The association between topics and tags.
Fields:
- TopicID. The ID in SkillRX of the topic with which the tag is associated.
- TagID. The ID in SkillRX of the tag.
The Raspberry Pi device data delivery is more complex than the mini data delivery. There are multiple file types, multiple files of some types, and even some redundancy due to differences in the configuration of different generations of client software on the Raspberry Pi devices currently in the field.
For instance, there are two versions of the XML files that contain topics: Provider and Legacy. These terms can be confusing, but the two files follow the exact same structure with only one difference: the "legacy" file is a single file containing the topics for all providers. The "provider" files each contain only the topics for one provider.

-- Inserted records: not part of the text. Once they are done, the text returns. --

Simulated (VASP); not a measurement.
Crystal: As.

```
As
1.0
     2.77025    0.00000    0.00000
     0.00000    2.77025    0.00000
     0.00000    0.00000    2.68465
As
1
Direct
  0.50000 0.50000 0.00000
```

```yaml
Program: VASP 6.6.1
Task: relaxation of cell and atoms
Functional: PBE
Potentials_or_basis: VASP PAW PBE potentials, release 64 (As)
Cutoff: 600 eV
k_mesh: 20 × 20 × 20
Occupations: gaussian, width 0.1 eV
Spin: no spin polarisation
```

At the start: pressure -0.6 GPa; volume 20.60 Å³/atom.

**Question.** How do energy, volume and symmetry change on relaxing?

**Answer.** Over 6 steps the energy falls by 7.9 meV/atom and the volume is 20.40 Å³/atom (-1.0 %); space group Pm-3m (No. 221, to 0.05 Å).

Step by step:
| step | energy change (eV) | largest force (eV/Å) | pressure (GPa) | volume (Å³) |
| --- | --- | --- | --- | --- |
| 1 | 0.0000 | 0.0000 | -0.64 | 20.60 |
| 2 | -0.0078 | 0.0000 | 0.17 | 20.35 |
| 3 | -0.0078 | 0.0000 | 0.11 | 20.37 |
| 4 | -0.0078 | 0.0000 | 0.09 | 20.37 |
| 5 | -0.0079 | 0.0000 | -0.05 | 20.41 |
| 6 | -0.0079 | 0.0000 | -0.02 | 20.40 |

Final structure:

We will generate and deliver one set of files for each language, delivered to the root storage path for the environment plus the paths and filenames specified here:
- Legacy XML for CMES-Pi: [language.file_storage_prefix]CMES-Pi/assets/XML/[language.file_storage_prefix]Server_XML.xml
- Provider XML for CMES-Pi: [language.file_storage_prefix]CMES-Pi/assets/XML/[language.file_storage_prefix][provider name].xml for every provider
- New topics for CMES-Pi: [language.file_storage_prefix]CMES-Pi/assets/XML/[language.file_storage_prefix]New_Uploads.xml
- We will not generate Top topics for CMES-Pi: [language.file_storage_prefix]CMES-Pi/assets/XML/[language.file_storage_prefix]Top_Topics.xml as these depend on collecting stats from remote devices.
These file names and locations follow the patterns described in the XML Generation application.
See the XML Generation application for details. You may need to ask us to request access from the stakeholders. Here are some excerpts from that documentation:
From the XML File Generation app documentation:
"Provider XML" structure from the XML Generation app documentation:
"Legacy XML" structure from the XML Generation app documentation:
In addition to the XML and the media files, the Raspberry PI core directories will receive .txt files containing tag information.
We will generate and deliver one set of files for each language, delivered to the root storage path for the environment plus the paths and filenames specified here:
- Tag file for CMES-Pi: [language.file_storage_prefix]CMES-Pi/assets/Tags/[language.file_storage_prefix]tags.txt
- Tags and title file for CMES-Pi: [language.file_storage_prefix]CMES-Pi/assets/Tags/[language.file_storage_prefix]tagsAndTitle.txt
Our Azure interface uses Azure File Shares, a gem written by Ruby for Good volunteer Dmitry Trager.
We have not found a viable way to set up Azure file storage for local development environments, so we are using a shared Azure file storage created by our stakeholders. We can provide the name of this environment and access details to developers who take on work related to Azure storage. Since this is a shared environment, local development environments will all be writing to the same storage, so developers will need to coordinate.
The Azure client will be used to:
- Authenticate
- Add individual media, csv, txt, and xml files to Azure.
- Archive files when a topic is archived. There is no api for moving files, so we will delete the file and upload it to the archive location * Delete files when a topic is deleted
Synchronization between SkillRX and the Azure File Storage has two main aspects: training material media and generated files. The media can be synchronized in real time but file generation and synchronization will need to be handled asynchronously.
With the generated xml, csv, and txt files, each change within SkillRX can result in changes in multiple files. A series of changes during an editing session can result in a cascading set of updates. We will handle file generation as a scheduled task, executed at intervals (currently once per day). We will also provide a way for admins to trigger a file generation/sync through the user interface.
With training materials, we are maintaining two separate repositories with the same content but with different organizational structures: the Raspberry PI directories (one for each language) and the mini computer's directories. Files are added, replaced, archived (when a topic is archived), or--in rare cases and only by admins--they can be deleted. After any of those changes is made we will update the appropriate locations in Azure storage following the storage requirements listed above.
For example: An editor creates a new topic in Spanish and uploads three training material files. Once the update is finished and the files are in S3, we will upload all three files to the directories for the Spanish language mini computers and for Spanish language Raspberry Pis.
This can be handled via background jobs after a given Topic is updated or it can be handled alongside the sync of the of the generated files. This will be worked out during development.